People v. Shackles, 44 Ill. App. 3d 1024 (1977)

Jan. 6, 1977 · Illinois Appellate Court · No. 12746
44 Ill. App. 3d 1024

THE PEOPLE OF THE STATE OF ILLINOIS, Plaintiff-Appellee, v. JAMES SHACKLES, Defendant-Appellant.

Fourth District

No. 12746

Opinion filed January 6, 1977.

Rehearing denied February 4, 1977.

*1025Richard J. Wilson and Thomas Nelson, both of State Appellate Defender’s Office, of Springfield, for appellant.

Paul L. Stone, State’s Attorney, of Sullivan (G. Michael Prall and Stephen M. Deitsch, both of Illinois State’s Attorneys Association, of counsel), for the People.


delivered the opinion of the court:

Defendant appeals his conviction of involuntary manslaughter (Ill. Rev. Stat. 1971, ch. 38, par. 9—3(a)), upon a jury verdict and a sentence of one to three years.

A single count indictment charged that defendant caused the death of Roscoe Kercheval by driving his automobile in a reckless manner into the lane of traffic of decedent’s oncoming car so that the vehicles collided.

The prosecution presented no eyewitness testimony concerning the collision but did introduce extensive evidence with regard to the position of the vehicles following the collision, tire and skid marks of the respective vehicles and gouges in the paved surface purporting to show the circumstances of the collision.

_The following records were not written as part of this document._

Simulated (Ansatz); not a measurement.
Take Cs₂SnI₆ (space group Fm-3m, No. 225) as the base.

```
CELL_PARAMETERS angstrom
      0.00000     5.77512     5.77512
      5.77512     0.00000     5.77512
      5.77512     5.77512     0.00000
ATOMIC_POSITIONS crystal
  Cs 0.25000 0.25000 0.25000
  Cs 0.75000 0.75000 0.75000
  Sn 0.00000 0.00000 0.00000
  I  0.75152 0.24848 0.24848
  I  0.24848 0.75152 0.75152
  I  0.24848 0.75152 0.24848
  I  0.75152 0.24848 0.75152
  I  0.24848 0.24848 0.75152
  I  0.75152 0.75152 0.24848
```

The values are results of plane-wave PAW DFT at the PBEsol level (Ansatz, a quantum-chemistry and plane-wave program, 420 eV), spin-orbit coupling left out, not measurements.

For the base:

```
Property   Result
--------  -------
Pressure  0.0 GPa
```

One issue presented requires reversal and remand for a new trial. The trial court gave the following instruction over defendant’s objection that there was no evidence to support it:

“There was in force in the State of Illinois at the time of the occurrence in question a certain statute which provided that: No person who is under the influence of intoxicating liquor may drive any vehicle within this state. If you decide that the defendant violated the statute on the occasion in question, then you may consider that fact together with all other facts and circumstances in evidence in determining whether or not the defendant was reckless before and at the time of the occurrence.”

There was no charge that the defendant was driving while intoxicated or under the influence of intoxicating liquor. There is no testimony that defendant was intoxicated.

Hess, a deputy sheriff, smelled alcoholic liquor when he examined the physical injuries of defendant who was pinned in his car. The witnesses, Roberts, Stewart and Gregory, saw drinks served at a table where defendant sat with others in a tavern several hours prior to the collision, but did not see him drink. Janet Stewart danced with defendant several *1026times and believed that he had some drink but did not observe any suggestion of intoxication. A witness, Crist, talked with defendant at his table but saw no condition suggesting defendant’s intoxication in speech or in walk, and the witness expressed the opinion that defendant was not intoxicated.

The prosecution urges that the instruction was proper upon the authority of People v. Gray (1972), 7 Ill. App. 3d 526, 288 N.E.2d 26. In that case, the defendant conceded that there was evidence of intoxication and the opinion speaks of “ample evidence” of that fact.

The testimony of Hess that he smelled alcohol on the breath of the defendant, standing alone, is not sufficient proof of intoxication. (People v. Clark (1970), 123 Ill. App. 2d 41, 259 N.E.2d 636; People v. Winfield (1973), 15 Ill. App. 3d 688, 304 N.E.2d 693.) Testimony concerning drinking, standing alone, cannot be equated with intoxication nor can the use of alcoholic liquor, standing alone, characterize a person as intoxicated. (Shore v. Turman (1965), 63 Ill. App. 2d 315, 210 N.E.2d 232; Kitten v. Stodden (1966), 76 Ill. App. 2d 177, 221 N.E.2d 511; People v. Williams (1972), 3 Ill. App. 3d 1036, 279 N.E.2d 735.) Proof of intoxication requires more than evidence that the defendant consumed some alcohol. (Weiner v. Trasatti (1974), 19 Ill. App. 3d 240, 311 N.E.2d 313.) An issue of intoxication must be proven by the evidence or by the testimony of witnesses. (Kitten, Williams.) Upon this record there is no evidence of intoxication for the consideration of the jury. People v. Chambers (1972), 8 Ill. App. 3d 430, 289 N.E.2d 476.

It is error to submit an instruction to the jury where there is no evidence to support the giving of the instruction. In People v. Banks (1962), 26 Ill. 2d 259, 262, 186 N.E.2d 338, 340, the court said:

“It is the danger that the jury may be misled into believing that in the opinion of the court the evidence would support a finding that the facts exist upon which the proposition of law is based.”

(See also People v. Clark (1975), 32 Ill. App. 3d 926, 337 N.E.2d 291; People v. Kurzydlo (1974), 23 Ill. App. 3d 791, 320 N.E.2d 80.) The instruction is particularly prejudicial in the context of the evidence where there is no eyewitness testimony as to defendant’s manner of driving and we hold the giving of the instruction to be reversible error.

The judgment of the trial court is reversed and the cause is remanded for further proceedings not inconsistent with the views expressed.

Reversed and remanded.

CRAVEN, P. J., and GREEN, J., concur.